This is part five of evaluating a TPS54A20 on an evaluation board. The TPS54A20 is a buck converter with
an interesting topology - it has two phases merged with a switched-capacitor. This isn't a formal road
test (I was given the board by Jan Cumps, nice person that he is) and I'm just doing what interests me and
blogging about it. Disclaimer: some of what I do here is quite sloppy and, to be fair to TI, it shouldn't
be taken as a proper review.
This time I'm looking at the operation of the converter and specifically the role of the capacitor. See
this link for the discussion I had with Jan about the operation of the part - I won't repeat the details
here.
Here are the waveforms at each end of the capacitor with a load of about 9.5A. The low side (blue trace)
switches between 0 and 6 volts and the high side (yellow trace) between 6 and 12V. The input voltage is
12V. These traces were taken with the probes using the flying-lead ground and the pieces of wire that Jan
had soldered onto the ends of the capacitor.
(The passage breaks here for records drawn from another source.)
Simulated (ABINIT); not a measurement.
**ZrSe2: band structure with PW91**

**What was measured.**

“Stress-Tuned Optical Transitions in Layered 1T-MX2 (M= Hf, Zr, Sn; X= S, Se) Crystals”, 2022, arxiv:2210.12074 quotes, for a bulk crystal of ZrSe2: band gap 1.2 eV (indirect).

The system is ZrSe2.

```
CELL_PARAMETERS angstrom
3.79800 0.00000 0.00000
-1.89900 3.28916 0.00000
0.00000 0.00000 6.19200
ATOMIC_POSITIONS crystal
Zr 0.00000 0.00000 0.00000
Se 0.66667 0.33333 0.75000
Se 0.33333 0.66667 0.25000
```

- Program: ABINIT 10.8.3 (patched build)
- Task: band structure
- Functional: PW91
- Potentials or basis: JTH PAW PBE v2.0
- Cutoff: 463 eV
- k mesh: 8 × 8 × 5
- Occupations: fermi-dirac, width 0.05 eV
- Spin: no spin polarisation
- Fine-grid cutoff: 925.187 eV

The voltage across the capacitor is the difference between the two and you can see that on average it's
around 6 volts. After the trigger point, where both waveforms are high, you can see that the capacitor is
charging - the traces are diverging so the capacitor voltage is increasing. There is then a section where
the traces remain horizontal, followed by a third section where the traces close up - the capacitor is
discharging here and powering the other phase of the converter.
Here is the high part in more detail. (An obvious question is where does all the ringing come from?)
And here is the discharge section in more detail.
Here's the high part again but with spring clips for the ground rather than the flying lead (but Jan's
wires are still attached). The ringing is still there, but it's much more regular now. There are about 7
cycles in 40nS, so that's a frequency of about 175MHz. What I'm now struggling with is, how much is that
down to my probes and how much down to the circuit?
At this point I got diverted a bit and took a capture with the persistance set to infinity (though, needless to say, I didn't
wait for an infinite amount of time before stopping it - this is about 5 seconds worth, which will be a
few thousand captures). This shows us the jitter on the width which looks quite bad until you look at the
timebase and realise that it's not much more than 10nS.
This final trace is with Jan's wires removed, so is the best I can do with my passive probes.
The spring-clip grounds don't eliminate the lead inductance, they just reduce it compared to the flying
leads and push up the frequency at which we'll see ringing if the probe is hit by a fast edge [the
frequency is largely defined by the inductance and the various capacitances at the probe tip which form a
tuned circuit]. But what I can see here is far in excess of what I'd see probing fast logic, so it has to be
real. Unfortunately, it's also a prime EMC hazard - 175MHz is just nice for finding its way around
and radiating off of wiring and given the kinds of currents involved there's plenty of power.
Here's what I pick up with an informal and rather crude near-field probe (it consists of loop made from
the flying earth lead shorted to the probe tip)
It doesn't tell us anything about the levels (no calibration and you can't simply extrapolate from a
near-field measurement of the magnetic field to what happens further out anyway) but it does show that
there is something there. Shame I haven't saved up enough money for a spectrum analyser yet.